Brother Sun, Sister Moon: s/t
Brother Sun, Sister Moon is a new collaborative project from the prolific New Zealand artist Alicia Merz, this one involving UK-based musician/producer Gareth Munday (aka Roof Light). Merz not only issues music under her Birds Of Passage alias (Winter Lady) but collaborates with others, too, an example being the recent outings Dear and Unfamiliar with Leonardo Rosado and a twelve-inch vinyl split-and-collaboration effort with I've Lost (real name Bobby Jones). Brother Sun, Sister Moon is clearly the trippiest outing of those with which Merz has involved herself and thus expands upon the sound-world previously carved out.
“Ghosts of Barry Mill” is haunting vocal music of the kind we've come to expect from Merz, if somewhat more folk-based than some of her more ethereal constructions. Graceful and delicate, “A Year's Worth of Leaves in Your Heart” follows a melodic progression that evokes the equally lovely lullaby “All Through the Night,” and, not surprisingly, the album's material is at its most affecting during entrancing songs such as “Storms Break the Day” and “South Downs by Morning,” which adopt a simpler and more straightforward approach and, most importantly, allow Merz ample room to work her vocal magic.

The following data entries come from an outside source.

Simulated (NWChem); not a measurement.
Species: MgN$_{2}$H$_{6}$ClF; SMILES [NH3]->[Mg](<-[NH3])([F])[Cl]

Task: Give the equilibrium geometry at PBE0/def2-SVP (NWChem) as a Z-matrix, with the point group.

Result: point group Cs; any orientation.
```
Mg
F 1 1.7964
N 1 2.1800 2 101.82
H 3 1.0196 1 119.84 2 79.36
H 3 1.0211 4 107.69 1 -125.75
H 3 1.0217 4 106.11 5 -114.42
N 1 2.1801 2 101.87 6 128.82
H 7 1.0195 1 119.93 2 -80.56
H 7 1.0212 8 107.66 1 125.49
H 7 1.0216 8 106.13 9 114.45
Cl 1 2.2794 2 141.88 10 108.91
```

Elsewhere, a fecundity of imagination and sonic richness comes to the fore, such as during “Cope” when sleigh bells ring alongside trippy psych-folk. Pushing things further, the collage-styled title track veers into Prefuse 73 and Flying Lotus territory when it scatters a smattering of technicolour vignettes across a head-nodding base. “One Throws and One Pulls” also takes a page out of The Caretaker's handbook in exhuming a crackly ballroom sample before shifting the focus to another tripped-out beat collage. Synthesizer sounds from some imaginary unreleased Boards of Canada session filter into the field recordings-heavy “From Grain To Flour” to lend its nature sounds a futuristic quality.
In liberally twisting an established soundworld into bold and even psychedelic new shape, Merz and Munday's project is reminiscent of what happened when Broadcast collaborated with The Focus Group on 2009's spaced-out Investigate Witch Cults of The Radio Age. Admittedly, some measure of cohesiveness is sacrificed when a collection extends itself stylistically as much as does Brother Sun, Sister Moon; on the upside, the listener's attention never wanders when it's impossible to predict where the album will go next.